Stage 9: Kingston, NM - Taos, NM

As there was no threat of rain when we hit the sack at our little campsite in the Gila national forest, we pitched our tent without its rainfly to allow a little more ventilation. Without the extra shade of the fly, we woke soon after first light and started shuffling about. I fired up the camp stove to warm up some coffee in my thermos from the day before, and we each had a warm mug to sip from while we broke camp and prepared to head north. Since we drove in and made camp in the dark, we hadn’t been able to appreciate the beauty of the area we drove through to arrive there. Still in the Rio Grande valley, the area was mostly dry with some wild, rocky landforms, but our little campsite was on the banks of a feeder stream and was fairly well forested.
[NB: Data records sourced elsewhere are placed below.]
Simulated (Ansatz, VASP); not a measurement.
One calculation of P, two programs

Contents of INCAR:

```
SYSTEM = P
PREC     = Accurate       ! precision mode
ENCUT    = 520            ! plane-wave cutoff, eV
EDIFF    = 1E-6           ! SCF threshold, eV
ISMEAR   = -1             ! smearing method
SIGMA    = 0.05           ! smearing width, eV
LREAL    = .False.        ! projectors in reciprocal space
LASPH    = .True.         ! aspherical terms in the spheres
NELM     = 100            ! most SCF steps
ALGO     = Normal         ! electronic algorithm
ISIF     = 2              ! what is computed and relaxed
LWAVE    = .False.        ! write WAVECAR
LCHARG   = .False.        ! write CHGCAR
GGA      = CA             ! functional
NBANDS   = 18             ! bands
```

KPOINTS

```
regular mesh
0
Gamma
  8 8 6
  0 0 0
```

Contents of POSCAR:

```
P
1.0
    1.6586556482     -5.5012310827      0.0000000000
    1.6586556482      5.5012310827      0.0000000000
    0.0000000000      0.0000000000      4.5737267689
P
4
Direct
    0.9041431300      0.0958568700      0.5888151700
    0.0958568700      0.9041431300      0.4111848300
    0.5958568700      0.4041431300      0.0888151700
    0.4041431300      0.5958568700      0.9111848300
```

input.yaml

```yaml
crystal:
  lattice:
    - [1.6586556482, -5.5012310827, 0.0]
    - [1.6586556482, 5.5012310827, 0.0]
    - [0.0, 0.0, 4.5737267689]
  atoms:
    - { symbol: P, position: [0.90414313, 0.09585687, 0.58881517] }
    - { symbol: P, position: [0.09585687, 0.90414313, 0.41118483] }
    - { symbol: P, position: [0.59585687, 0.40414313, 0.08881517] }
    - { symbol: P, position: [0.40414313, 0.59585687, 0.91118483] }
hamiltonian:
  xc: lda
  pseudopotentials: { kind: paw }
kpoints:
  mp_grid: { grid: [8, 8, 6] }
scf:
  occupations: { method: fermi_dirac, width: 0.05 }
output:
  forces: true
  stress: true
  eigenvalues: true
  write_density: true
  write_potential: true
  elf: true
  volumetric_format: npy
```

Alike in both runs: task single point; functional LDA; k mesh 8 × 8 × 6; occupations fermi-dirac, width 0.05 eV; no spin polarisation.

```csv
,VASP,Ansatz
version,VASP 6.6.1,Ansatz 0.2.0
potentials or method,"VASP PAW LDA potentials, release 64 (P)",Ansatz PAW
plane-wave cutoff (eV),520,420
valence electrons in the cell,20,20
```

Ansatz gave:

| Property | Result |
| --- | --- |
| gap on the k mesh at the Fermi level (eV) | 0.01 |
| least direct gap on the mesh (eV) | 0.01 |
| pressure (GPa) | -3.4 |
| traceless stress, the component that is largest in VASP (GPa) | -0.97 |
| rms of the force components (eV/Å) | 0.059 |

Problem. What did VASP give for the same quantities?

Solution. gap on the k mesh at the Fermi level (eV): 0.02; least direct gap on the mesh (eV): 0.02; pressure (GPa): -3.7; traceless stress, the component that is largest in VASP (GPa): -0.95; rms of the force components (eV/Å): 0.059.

The drive across the vertical axis of New Mexico was a great deal less interesting than the drive across Texas, but was about half as long, and we made it all the way to Alameda before the voracious cravings for breakfast food kicked in. We found a little place, right on the main downtown street called the Fresh Tortilla Company that made its own delicious tortillas, salsas and such. We each got huge servings of delicious breakfast food and took them to go. We wandered the town for a while looking for a nice place to eat outside and found the campus of a small community college with some shady trees and freshly mowed grass. We gorged ourselves on the huge portions of eggs, beans, potatoes, sausage, cheese and salsa, and headed back out on the road.

The drive to Taos was fairly uneventful, but we made good time and pulled into town with plenty of day left to explore. We made our first stop at the grocery store to pick up some food for the night’s camping and lunchtime snacking, then on to the visitor’s center to try to find some information on local trails and campsites. We had already chosen a site in the Carson national forest that looked easily accessible from the highway, but since we came into town with some extra time, we thought we might explore a little, maybe get a ride in, and camp. Unfortunately, the episode to follow became one of the only misadventures of our trip so far.

The map we secured from the visitor’s center showed what appeared to be a fairly thorough overview of the trails in the Carson national forest, so we headed out hwy 64 in search of a particular forest service road that might take us to a worthwhile trail. It wasn’t until we were well into the climb up this bumpy, rocky, forest service road that we realized that all of the “trails” and “rides” listed on our visitor’s center guide were not singletrack, but dirt roads, and that there was no scale at all to the map. How far had we to go on this steep, sometimes rutted climb in our heavily loaded little car before we reached something resembling a mountain bike trail? Long before the road topped out, our frustration started to bubble up. We stopped, ate some turkey & cheese tacos, and reassessed the situation. There was no sense in turning back now, as we had to be getting close to the summit of the mountain we had been steadily climbing. We ate some food to calm our ornery hungriness, took stock of the situation, and decided to press our luck and continue up the mountain road. We eventually reached the summit and Garcia Park, an open area of campsites, grassy meadows, aspen groves and home to a herd of grazing cattle. After some debate and discussion over who wanted to do what, we decided to spend the night in this beautiful place rather than driving back down the mountain to our previously planned campsite.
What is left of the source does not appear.